John makes an interesting insertion into the record in John 18:14 when he makes reference to a statement made by Caiaphas after Jesus resurrected Lazarus. Feeling threatened by the miracle of that resurrection, John makes reference to what Caiaphas stated to the other Jewish leaders in John 11:49-52, " And one of them, named Caiaphas, being the high priest that same year, said unto them, Ye know nothing at all, Nor consider that it is expedient for us, that one man should die for the people, and that the whole nation perish not. And this spake he not of himself: but being high priest that year, he prophesied that Jesus should die for that nation; And not for that nation only, but that also he should gather together in one the children of God that were scattered abroad." John is recalling that occasion here.

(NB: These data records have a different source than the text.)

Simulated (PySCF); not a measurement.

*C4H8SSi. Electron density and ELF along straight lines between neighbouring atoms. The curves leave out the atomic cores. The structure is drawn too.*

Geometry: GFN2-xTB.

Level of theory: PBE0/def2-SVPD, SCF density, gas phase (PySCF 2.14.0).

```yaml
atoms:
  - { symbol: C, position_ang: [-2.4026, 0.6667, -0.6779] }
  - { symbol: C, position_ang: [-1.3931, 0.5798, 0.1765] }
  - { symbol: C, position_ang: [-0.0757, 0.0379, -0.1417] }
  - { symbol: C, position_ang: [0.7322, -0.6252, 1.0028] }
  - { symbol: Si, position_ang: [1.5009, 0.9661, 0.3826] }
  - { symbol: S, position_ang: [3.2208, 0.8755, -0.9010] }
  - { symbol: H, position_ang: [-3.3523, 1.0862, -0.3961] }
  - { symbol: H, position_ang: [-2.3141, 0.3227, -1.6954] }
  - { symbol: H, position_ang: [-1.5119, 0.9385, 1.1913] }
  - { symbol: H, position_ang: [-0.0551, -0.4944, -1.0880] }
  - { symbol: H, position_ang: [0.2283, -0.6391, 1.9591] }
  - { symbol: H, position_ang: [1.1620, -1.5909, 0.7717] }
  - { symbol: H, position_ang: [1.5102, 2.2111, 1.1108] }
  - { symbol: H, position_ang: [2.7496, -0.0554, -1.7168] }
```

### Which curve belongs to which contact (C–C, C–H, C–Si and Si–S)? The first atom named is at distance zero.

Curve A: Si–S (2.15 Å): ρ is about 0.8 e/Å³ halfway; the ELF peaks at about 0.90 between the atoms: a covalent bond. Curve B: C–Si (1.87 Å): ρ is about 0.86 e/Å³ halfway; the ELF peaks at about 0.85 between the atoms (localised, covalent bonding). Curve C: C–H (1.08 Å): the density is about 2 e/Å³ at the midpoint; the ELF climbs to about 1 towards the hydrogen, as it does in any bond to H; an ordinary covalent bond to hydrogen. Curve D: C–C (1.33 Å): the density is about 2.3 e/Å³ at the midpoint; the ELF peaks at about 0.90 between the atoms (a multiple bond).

Since Jesus was on trial for statements he had made regarding his identity, Luke and John demonstrate to us that Jesus forces Caiaphas to supply those witnesses who heard him make such statements. The witnesses (in the accounts by Matthew and Mark) are feeble at best. Both appearances (before Annas and Caiaphas) take place in the wee hours of the morning, and thus are illegal trials according to contemporary law. Finally, however, Caiaphas asks Jesus directly if he is the Messiah. Mark records the very clear reply by Jesus to Caiaphas in verse 14:62, "And Jesus said, I am: and ye shall see the Son of man sitting on the right hand of power, and coming in the clouds of heaven." Jesus answers in the affirmative that he is, indeed, the "Christ," the Son of God. The Greek word for "Christ" is "christos," and it is the word for "Messiah." This is the admission they had sought as grounds for his arrest and execution. Since the Old Testament implications of a Messiah include ruling the world, they feel they have all the evidence they need to get a prosecution before a Roman court and a subsequent execution.

An interesting point arises from the reaction of Caiaphas the High Priest after Jesus declares his Messiahship. Caiaphas rents his garment (Matthew 26:65). There are many instances of remorse, frustration, sorrow, etc. in the Old and New Testaments when people did such with their clothing. However, notice the command of Leviticus 21:10 (see notes) regarding the High Priest, "And he that is the high priest among his brethren, upon whose head the anointing oil was poured, and that is consecrated to put on the garments, shall not uncover his head, nor rend his clothes;" As a matter of fact, of the 40+ instances in scripture where garments were torn in such a fashion, this is the only instance of a High Priest doing so with the official priestly garment. What does that mean? I can only read between the lines on this one. The command is clear in Leviticus 21:10, but the penalty for violation is not specified. It is a fact, however, that the Aaronic priesthood officially came to an end that day as Jesus reinstated the older priesthood, the Melchizedek priesthood, with his death on the cross. (For more information on the Melchizedek priesthood, click here to see the notes on Hebrews 7.) Coincidence? I don't think so. Incidentally, this takes place early on Nisan 14, the Passover day when Jesus was crucified. Later that day, after Jesus breaths his last breath, a great earthquake takes place that splits that great dividing curtain which separated the Holy Place in the temple from the Most Holy Place (aka Holy of Holies). Matthew records this in Matthew 27:51-56 (see notes). That would seem to mark the moment when the high priesthood of Jesus formally begins and that of Caiaphas formally ends.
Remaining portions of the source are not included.